Unfair to point finger at PM for file handled by babus: Tewari

Tewari said while ministers dealt with substantive issues of policy, administrative matters were handled by the secretaries

Manish Tewari
Press Trust of India New Delhi
Last Updated : Oct 19 2013 | 3:51 PM IST
Rejecting Opposition's demand for the booking of Prime Minister Manmohan Singh in the coal scam following filing of charges against former coal secretary PC Parakh, Union Minister Manish Tewari said "there is a difference between an administrative head and the political head of the ministry".

Maintaining that it was unfair to hold the Prime Minister responsible for the administrative decisions taken by the government at the bureaucratic level, Tewari pointed out that Singh had been holding the coal portfolio only in the interim after Shibu Soren's resignation as the then Coal Minister.

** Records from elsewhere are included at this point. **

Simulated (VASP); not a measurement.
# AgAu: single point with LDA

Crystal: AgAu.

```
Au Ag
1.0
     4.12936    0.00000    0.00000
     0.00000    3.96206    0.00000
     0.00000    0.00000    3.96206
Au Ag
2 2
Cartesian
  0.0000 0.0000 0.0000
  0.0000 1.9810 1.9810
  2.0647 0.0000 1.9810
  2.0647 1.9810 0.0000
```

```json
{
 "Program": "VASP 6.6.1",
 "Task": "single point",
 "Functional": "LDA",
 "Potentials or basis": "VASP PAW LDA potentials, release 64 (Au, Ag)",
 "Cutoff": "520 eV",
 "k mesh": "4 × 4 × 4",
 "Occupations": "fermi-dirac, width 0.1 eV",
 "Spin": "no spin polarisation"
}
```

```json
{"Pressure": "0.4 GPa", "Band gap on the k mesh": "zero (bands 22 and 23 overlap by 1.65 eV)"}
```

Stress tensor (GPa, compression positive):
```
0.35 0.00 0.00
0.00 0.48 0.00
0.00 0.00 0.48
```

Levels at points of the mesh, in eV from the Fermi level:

"By the time a file comes to the PM it has been processed by the coal bureaucracy and the bureaucracy within PMO. To expect the PM to scrutinise every file and then sign on it and then that being used by (Parakh) to say the PM is equally complicit, I think it's a bit of a stretch," Tewari, the Minister for Information and Broadcasting, told Karan Thapar on CNN-IBN programme 'Devil's Advocate'.

Tewari was responding to a question related to remarks by Parakh that if industrialist Kumar Mangalam Birla and himself were guilty of conspiracy, then surely former Minister of State for Coal Dasari Narayan Rao and the PM must be part of that conspiracy since the allocation could not have happened without the signatures of the two ministers.

Defending the Prime Minister, Tewari said that while ministers dealt with the substantive issues of policy, administrative matters were handled by the secretaries, who were the administrative heads of the ministry.

"There is nobody trying to escape responsibility... I am trying to make the distinction that by the time a file comes to the PM, who is the interim head of a particular ministry, it's gone through the entire coal bureaucracy," he said.

The Union Minister at the same time made it clear that merely naming somebody in an FIR and even charge-sheeting one did not make a person guilty.

"Neither an FIR or charge sheet is conclusive proof of guilt," he said.